The above title is given with apologies to Steel Pulse.
This is a little late to be completely relevant, and any number of scientists and non-scientists have already weighed in on the March for Science, but I decided to add my opinion to the mix. First, I want to express my admiration for all the people who worked so hard to organize the event and who are continuing to promote the values and goals of science.
Last Saturday, the wife and I headed to the satellite rally of the March for Science being held on the grounds of the State Capitol in Lansing. This was after a brief period of soul-searching on my part. I read some of the arguments (advanced by scientists) both for and against the March for Science, and I found merit in both sides. I strongly support the aims of the March for Science. That includes: maintaining the well-earned privileged status of scientists as voices of expertise to guide important decisions in government and society, making sure that researchers have adequate funds to expand human knowledge and serve applied goals, and mobilizing activists both among professional scientists and the public as a whole, in this time of urgent crisis. On the other hand, I appreciate the argument that the case might be weakened by portraying scientists as activists with a left-wing political bent, because well-paid propagandists have implanted the meme in people’s minds that science is part of a nefarious elite liberal agenda. At first, the latter argument held sway with me. I agreed with the goals of the march, but felt that the march itself would undermine those goals.
A talk I saw by Dr. Marcia McNutt, president of the National Academy of Sciences, at Michigan State University ended up pushing me to a solid pro-march stance. Dr. McNutt has a very impressive trailblazing resume, being the first woman to head the U.S. Geological Survey and to be editor-in-chief of Science. The talk she gave, about using science to guide policy decisions, was interesting but left me a little unsatisfied. She repeatedly affirmed that scientists seeking to guide policy should not present any biases or value judgments, but rather stick to “just the facts.” This stance struck me as so extreme that it denies reality. The very act of compiling facts for policymakers is inherently value-driven: one has to decide what facts to present and what topic is even worth studying to assess benefits or harms to society. I know that she had to be diplomatic and stick to a script, but I felt that she went too far. She expressed only the most tepid support for the March for Science for similar reasons: that it would portray scientists as biased. At that point, I was decided: it is not wrong to own the values and beliefs I hold, since it is my strong conviction that scientific decision-making is absolutely critical and will produce the best outcomes for society. Talking it over with my wife and with a good friend helped us to make that decision.

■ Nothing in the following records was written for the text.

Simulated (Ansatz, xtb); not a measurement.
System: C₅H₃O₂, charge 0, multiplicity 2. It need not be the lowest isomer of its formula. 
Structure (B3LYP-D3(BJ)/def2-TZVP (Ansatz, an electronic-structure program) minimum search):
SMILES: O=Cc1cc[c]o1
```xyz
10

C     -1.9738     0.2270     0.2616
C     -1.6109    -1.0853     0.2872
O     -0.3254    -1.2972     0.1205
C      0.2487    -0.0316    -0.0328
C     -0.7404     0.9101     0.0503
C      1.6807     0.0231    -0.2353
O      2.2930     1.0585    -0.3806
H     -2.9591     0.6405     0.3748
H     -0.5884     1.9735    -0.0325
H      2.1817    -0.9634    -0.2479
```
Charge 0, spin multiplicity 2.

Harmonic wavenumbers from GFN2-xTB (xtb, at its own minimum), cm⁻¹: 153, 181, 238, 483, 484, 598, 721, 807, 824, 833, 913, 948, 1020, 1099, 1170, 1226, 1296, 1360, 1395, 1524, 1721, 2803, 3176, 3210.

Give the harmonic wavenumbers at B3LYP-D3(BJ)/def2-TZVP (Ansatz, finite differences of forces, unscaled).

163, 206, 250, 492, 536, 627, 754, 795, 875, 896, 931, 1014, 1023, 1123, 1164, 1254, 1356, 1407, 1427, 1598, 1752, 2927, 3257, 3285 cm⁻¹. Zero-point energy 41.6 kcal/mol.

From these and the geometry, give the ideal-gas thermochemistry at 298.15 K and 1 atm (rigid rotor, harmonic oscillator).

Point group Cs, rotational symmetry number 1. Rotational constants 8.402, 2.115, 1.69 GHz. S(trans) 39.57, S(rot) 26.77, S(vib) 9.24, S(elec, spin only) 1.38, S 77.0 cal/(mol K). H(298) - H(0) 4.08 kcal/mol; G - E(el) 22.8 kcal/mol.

So the die was cast and we headed to the march. It was time for another critical decision: funny ironic sign or serious boring sign? My agonized vacillating over whether to even attend the march made me stick to a very simple sign, but Mary split the difference by making a funny one. I am also conflicted about the use of humor and irony to achieve serious goals (Megan Garber has written much more eloquently than me about this in The Atlantic.) While many if not most of the signs were at least a little tongue-in-cheek, I think the march struck a decent balance between relatable, down-to-earth humor and serious activism. I would like to write more about that topic, but I’ll save it for another post.
To sum up: the march in Lansing had a pretty impressive turnout–I think the papers put it at 2500, which is similar to my eyeballed estimate. I enjoyed seeing colleagues and friends out there, and I hope I get a chance to vote for Abdul Al-Sayed for Michigan governor before I leave this state. Down with Tricky Ricky!